Fig. 4 XRD pattern of the solid products for the ball milling reactions between the MgH₂/CaH₂ mixtures (with (a) 1 : 1, (b) 1 : 2, (c) 1 : 4 and (d) 1 : 8 mol mol⁻¹) and CO₂ at 550 rpm for 24 h.

XPS and Raman spectra (Fig. S2 and S3†) prove that there is amorphous carbon and a little of carbonate in the solid products formed in the reaction of alkaline earth metal hydrides with CO₂, which is consistent with previous studies.³⁶ The solid products acquired in the reactions between the MgH₂/CaH₂ mixtures (with 1 : 1, 1 : 2, 1 : 4 and 1 : 8 mol mol⁻¹) and CO₂ are therefore named MgO/CaO/C, MgO/2CaO/C, MgO/4CaO/C, and MgO/8CaO/C, respectively. The molar ratio of MgO to CaO in the MgO/CaO/C, MgO/2CaO/C, MgO/4CaO/C, and MgO/8CaO/C composite is about 1 : 1, 1 : 2, 1 : 4 and 1 : 8 mol mol⁻¹, respectively. The amount of C was estimated according to the proposed reaction mechanism (eqn (S1)–(S3)†).³⁶ The molar amount of amorphous carbon in the samples (MgO/CaO/C, MgO/2CaO/C, MgO/4CaO/C, MgO/8CaO/C) is 0.007, 0.006, 0.0056 and 0.0068 mol, respectively.
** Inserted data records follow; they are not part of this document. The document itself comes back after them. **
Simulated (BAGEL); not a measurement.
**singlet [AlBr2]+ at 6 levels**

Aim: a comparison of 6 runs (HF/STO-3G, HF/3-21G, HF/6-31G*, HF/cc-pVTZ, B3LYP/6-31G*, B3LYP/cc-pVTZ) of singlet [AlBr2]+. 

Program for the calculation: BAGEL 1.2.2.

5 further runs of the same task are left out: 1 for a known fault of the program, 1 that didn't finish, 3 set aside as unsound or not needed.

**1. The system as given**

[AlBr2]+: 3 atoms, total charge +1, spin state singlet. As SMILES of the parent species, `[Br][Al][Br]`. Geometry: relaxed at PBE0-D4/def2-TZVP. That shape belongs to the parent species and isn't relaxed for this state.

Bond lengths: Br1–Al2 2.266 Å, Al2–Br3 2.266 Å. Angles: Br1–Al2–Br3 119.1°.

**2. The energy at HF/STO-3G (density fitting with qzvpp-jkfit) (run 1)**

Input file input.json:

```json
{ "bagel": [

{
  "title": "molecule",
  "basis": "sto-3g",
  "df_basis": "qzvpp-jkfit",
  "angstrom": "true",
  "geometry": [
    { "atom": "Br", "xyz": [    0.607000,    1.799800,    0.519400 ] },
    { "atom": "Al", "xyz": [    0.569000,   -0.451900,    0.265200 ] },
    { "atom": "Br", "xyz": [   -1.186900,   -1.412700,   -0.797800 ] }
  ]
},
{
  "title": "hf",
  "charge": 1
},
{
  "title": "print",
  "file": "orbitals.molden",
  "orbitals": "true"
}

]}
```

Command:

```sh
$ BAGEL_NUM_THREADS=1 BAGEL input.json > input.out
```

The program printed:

The microstructure of sorbent plays key roles in the reactions of sorbent with CO₂, and also affects on the diffusion of CO₂ over sorbent. The SEM images of the four sorbents are shown in Fig. 5, through which we can see the microscopic topography of the sorbents. With the proportion of calcium oxide increasing in the sorbents, the sorbents show different particle size and degree of agglomeration. The average particle sizes are 400, 300, 200, and 500 nm for the MgO/CaO/C, MgO/2CaO/C, MgO/4CaO/C, and MgO/8CaO/C sorbents, respectively. As shown in Fig. 5c, the particles of the MgO/4CaO/C sorbent are not only smaller but also more evenly distributed and the agglomeration phenomenon of this sorbent is significantly reduced. Small particle size, evenly distributed structure, and low degree of agglomeration facilitate the adsorption of CO₂. When the proportion of calcium oxide is further increased, the particle of the sorbent (MgO/8CaO/C sorbent) becomes larger and a serious agglomeration occurs, as shown in Fig. 5d. For this structure, blocking of the pores on the surface of the adsorbent and sintering phenomenon during the carbonation is easy to happen, which will affect the stability of the adsorption performance. For gas adsorption, in addition to the morphology, the specific surface area and pore volume of the sample also have a certain influence on the adsorption performance. As shown in Table 2, the specific surface area of the four sorbents is between 60.9 and 144.5 m² g⁻¹ and the BJH pore volume is between 0.1175 and 0.1942 cm³ g⁻¹. It is noted that the MgO/4CaO/C sorbent possesses a larger specific surface area and pore volume, which is favorable for the adsorption of CO₂. The pore size distribution of all the adsorbent materials is shown Fig. S1.† We can see that the pore size distribution of the four samples is basically between 2 and 4 nm.

Fig. 5 SEM images of the (a) MgO/CaO/C; (b) MgO/2CaO/C; (c) MgO/4CaO/C; (d) MgO/8CaO/C sorbents before carbonation/calcination cycles sorbents.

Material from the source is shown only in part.